The Daily Jolt is a dose of baseball reality every weekday morning.When it comes to the amateur draft, baseball isn't like football or basketball. There's almost unfathomable depth to the process and with that depth comes tons of uncertainty. It's not as much of a crapshoot as the casual observer thinks it is, but there's still plenty of noise.
When Ryan Leaf winds up coaching for West Texas A&M, we snicker. When Len Bias overdoses on cocaine and dies, we bow our heads and say what a shame. Tragic, spectacular or both, we know when highly touted NFL and NBA draft prospects flame out. It's not the same when Russ Adams or Matt Bush or Bill Pulsipher wind up out of a job.
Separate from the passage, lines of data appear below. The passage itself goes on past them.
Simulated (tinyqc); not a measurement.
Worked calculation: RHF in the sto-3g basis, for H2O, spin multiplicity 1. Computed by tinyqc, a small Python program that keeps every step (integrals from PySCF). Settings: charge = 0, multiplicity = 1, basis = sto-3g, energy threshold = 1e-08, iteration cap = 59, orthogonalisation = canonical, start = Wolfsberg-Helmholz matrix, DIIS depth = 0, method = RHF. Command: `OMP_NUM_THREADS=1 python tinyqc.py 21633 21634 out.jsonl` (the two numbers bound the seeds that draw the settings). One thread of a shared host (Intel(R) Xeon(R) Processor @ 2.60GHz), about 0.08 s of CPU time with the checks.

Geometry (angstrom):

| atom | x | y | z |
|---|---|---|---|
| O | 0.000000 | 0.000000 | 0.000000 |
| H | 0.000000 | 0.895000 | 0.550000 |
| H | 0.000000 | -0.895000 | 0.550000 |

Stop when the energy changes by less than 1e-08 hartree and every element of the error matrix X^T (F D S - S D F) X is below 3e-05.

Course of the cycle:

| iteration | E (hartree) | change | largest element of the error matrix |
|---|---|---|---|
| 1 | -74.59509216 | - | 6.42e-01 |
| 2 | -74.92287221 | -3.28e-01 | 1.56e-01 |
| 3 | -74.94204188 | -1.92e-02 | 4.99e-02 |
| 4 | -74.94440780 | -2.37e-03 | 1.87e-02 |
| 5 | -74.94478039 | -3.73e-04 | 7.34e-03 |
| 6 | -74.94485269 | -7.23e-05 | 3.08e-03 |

Adams, Bush and Pulsipher all made waves Thursday, but unlike their meteoric rises in the baseball world, the trio barely register a blip on the radar in 2009.
Adams, the 14th overall pick in the 2002 draft, was designated for assignment by the team that drafted him, the Blue Jays. The reason? Toronto had to clear a roster spot for waiver claim T.J. Beam. Beam is a 28-year-old relief pitcher who has logged 63 2/3 innings in his major league career. Not exactly the most glorious way for Adams' time with the Jays to end.
Bush, as we already covered this morning, was the No. 1 overall pick by the Padres in the 2004 draft. He played shortstop until 2007, hitting .219 over 722 career at-bats, before converting to pitching. He's had questionable makeup since the day San Diego selected him, showing a complete inability to stay out of the back of a police cruiser. One of the worst teams in the majors is kicking him to the curb to sign Cliff Floyd, a defensively limited, injury-prone veteran who has missed 45 games or more in five of the last six seasons.
That's almost $5 million in unrealized potential cast out into the no man's land of baseball.
Pulsipher, unlike Bush and Adams, has long since flamed out. But he too surfaced Thursday, tossing 6 1/3 innings of one-run ball for Puerto Rican club Ponce in the Caribbean World Series. Pulsipher was, of course, one of three members of Generation K, along with Jason Isringhausen and Paul Wilson. They were supposed to pitch the Mets back to the top of the standings in the mid-1990s, but never reached their potential because of injury.
Isringhausen and Wilson both found varying degrees of success in the majors eventually, but Pulsipher never made much of an impact. In that sense, maybe it is a little bit sad to flip on the MLB Network and find a 35-year-old Pulsipher grinding away for a Puerto Rican Winter League team, to see him so far away from the big leagues.
But Pulsipher's story is actually pretty cool. He's spoken publicly about his battles with anxiety and depression trying to raise awareness, telling Baseball America in 2005 "some have thought of my career as a waste ... but I think my career, right now, could be more important than ever."
He returned to the majors that year with the Cardinals after four years of stops and starts, and even though he barely pitched once he got there, he's kept playing baseball -- independent leagues, abroad, wherever. Even after getting knocked down again and again, he hasn't left the game.
There's an odd comfort in that.
Shoeless Joe Jackson kept playing long after he was banished by Major League Baseball. So has Pulsipher. Both might have deserved better, but that's life. That's baseball. While there's still some sliver of hope for Adams, Bush and even Pulsipher that the big leagues will come calling again, it's an awfully small sliver.
Either way, the game presses on, even for those players adrift in the ether.